Egypt, the search for identity

Egypt revolution in 2011 did not only end a political regime and lay foundation for new regime struggling to achieve democracy, it was also a declaration of failure of social institutes governing Egyptian life for long time. The social explosion, representing itself in country wide protests, where millions of people have participated, was not only driven by political tyranny; it was in the same time a reaction to inherent conflict which has been developing under the surface for long time.

For several decades before the revolution, almost during all Mubarak regime, Egyptian society mainstream has been characterized by extreme conformity with social norms created and guarded by religion, heritage and state. These norms are very conservative by nature and have been the major player in shaping cultural and social views toward every thing, and have provided the main elements constituting collective and individual identity.
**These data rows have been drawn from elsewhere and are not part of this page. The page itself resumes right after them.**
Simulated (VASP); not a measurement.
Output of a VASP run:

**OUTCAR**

While conformity was at its peak of strength, another contradicting force was also developing and gaining more power and presence gradually; alienation.

The social forces shaping together collective identity of the nation, mainly religion, heritage and state, have played a functional role in structuring nation identity to conform with economical exploitation lead by small interest groups on the top of social stratification pyramid in Egypt. By playing such role, collective identity has gradually developed a force of alienation to contradict and conflict with the force of conformity created by the same identity.

These two major forces — conformity and alienation — have coexisted for long time while conflict between them is increasing to the limit where coexistence was no longer possible. The social explosion happening in 2011 was, in a sense, a victory of alienation over conformity.

Although Egyptian society has historic tendency to develop strong homogeneity in view, and to persistently guard against deviation, the phenomenon of alienation developing within the same domain where conformity is coming form, and leading to its collapse, has also been a part of the dialectic of Egypt history. Egypt has been through several cycles of civilization and decay during its long history where this same cycle has taken place more than once.

In ancient Egypt, institutions shaping nation collective identity — religion and state — have stablished a culture centralized around serving and financing the heritage of temples and tombs of the dead leading to increase of financial cost to the limit that might have contributed to the collapse of kingdom. By establishing such culture, and developing it to the extreme, collective identity has alienated individuals who have become the subject of economical exploitation which this identity has dedicated itself to maintain and justify.

It is not a surprise that the different views toward nation identity have been major forces driving political struggles in the years following 2011 revolution. Identity question hall be in the heart of all future changes in Egypt until current turmoil reaches another temporal balance point.